The autocracies are said to have the goal of making “the world safe for aggression and repression.” Meanwhile, Washington, that shining city on the hill, is the leader not only of the world’s formal democracies, but also of all those “other” nations that, although not in any sense democracies, support the U.S.-dominated, rules-based international order and thus are given honorary democratic status (18).
In its 2021 Interim National Security Strategic Guidance, the principal opponent of the United States on the world stage was referred to as China. However, in its 2022 report—under the cover of continued acceptance of the One China policy (which recognizes One China but with two governing systems)—the major U.S. enemy is now characterized throughout the report as the PRC, as opposed to China as a whole (including Taiwan). In this way, the Biden administration is able to underscore its military support of Taiwan while strongly implying that Taipei represents the appropriate governance structure for all of China (a viewpoint hearkening back to former Cold War policy, when “Red China” was the enemy). The new National Security Strategy stresses the “profound differences” that Washington has “with the Chinese Communist Party” and, indeed, its entire “system,” and makes no secret of its burning desire for regime change in the PRC (25).
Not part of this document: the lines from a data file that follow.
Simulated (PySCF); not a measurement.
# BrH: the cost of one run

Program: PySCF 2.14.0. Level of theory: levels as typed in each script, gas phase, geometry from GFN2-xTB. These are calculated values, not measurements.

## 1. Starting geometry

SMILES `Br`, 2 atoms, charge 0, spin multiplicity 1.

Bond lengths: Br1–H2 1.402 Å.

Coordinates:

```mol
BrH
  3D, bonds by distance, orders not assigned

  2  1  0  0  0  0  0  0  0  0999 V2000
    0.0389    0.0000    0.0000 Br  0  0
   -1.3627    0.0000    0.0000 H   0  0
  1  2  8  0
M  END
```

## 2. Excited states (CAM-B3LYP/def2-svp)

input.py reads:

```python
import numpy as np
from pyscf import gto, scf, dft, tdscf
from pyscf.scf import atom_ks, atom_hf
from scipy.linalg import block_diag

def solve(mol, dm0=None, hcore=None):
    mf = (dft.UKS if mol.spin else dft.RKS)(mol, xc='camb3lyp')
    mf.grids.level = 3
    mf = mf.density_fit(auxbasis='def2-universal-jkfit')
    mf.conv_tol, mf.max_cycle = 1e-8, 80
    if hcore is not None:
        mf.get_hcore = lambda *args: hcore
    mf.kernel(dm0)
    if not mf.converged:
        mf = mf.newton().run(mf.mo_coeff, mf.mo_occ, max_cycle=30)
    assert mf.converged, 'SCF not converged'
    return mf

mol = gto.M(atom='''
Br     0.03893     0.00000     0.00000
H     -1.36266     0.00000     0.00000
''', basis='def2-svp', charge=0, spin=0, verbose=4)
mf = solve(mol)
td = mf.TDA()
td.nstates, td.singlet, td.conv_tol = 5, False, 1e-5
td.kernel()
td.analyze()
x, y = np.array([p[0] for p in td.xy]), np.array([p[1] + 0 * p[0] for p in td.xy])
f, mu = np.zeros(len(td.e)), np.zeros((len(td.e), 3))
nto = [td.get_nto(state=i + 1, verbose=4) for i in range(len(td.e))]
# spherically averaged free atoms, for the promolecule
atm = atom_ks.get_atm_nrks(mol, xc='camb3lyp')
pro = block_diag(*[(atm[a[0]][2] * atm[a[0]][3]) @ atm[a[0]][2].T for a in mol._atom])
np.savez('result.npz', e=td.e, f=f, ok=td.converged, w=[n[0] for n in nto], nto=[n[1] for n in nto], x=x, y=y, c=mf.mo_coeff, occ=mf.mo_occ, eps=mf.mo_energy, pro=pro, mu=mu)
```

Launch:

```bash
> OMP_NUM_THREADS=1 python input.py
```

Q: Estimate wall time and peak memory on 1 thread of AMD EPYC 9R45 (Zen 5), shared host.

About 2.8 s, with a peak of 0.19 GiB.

In Biden’s words, the PRC alone has both “the intention and, increasingly, the capacity to reshape the international order” in ways that go against the U.S.-dominated, rules-based order (3). The new National Security Strategy openly (and falsely) accuses China of “genocide” and of being a would-be international aggressor (24). The PRC, by virtue of its governing system under the Chinese Communist Party, is designated as a “non-market actor” in all of its transactions, promoting “repression at home and coercion abroad,” transgressing accepted economic rules, and “exporting an illiberal model of international order” (3, 8, 14, 34). For the Biden administration, the principal U.S. strategic goal is, then, to “out-compete” China. But the new National Security Strategy makes it clear that this is to be primarily by military means, forcing the PRC to divert its resources in that direction and squeezing it by means of the more than 400 U.S. military bases that almost completely surround it, along with the expansion of the Quad and AUKUS alliances backed by Global NATO. The Biden National Security Strategy thus calls for a further militarization of the Indo-Pacific, and those countries on “the front lines” of “the PRC’s coercion” (23–24; John Pilger, “Atomic Bombings at 75,” Consortium News, August 3, 2020).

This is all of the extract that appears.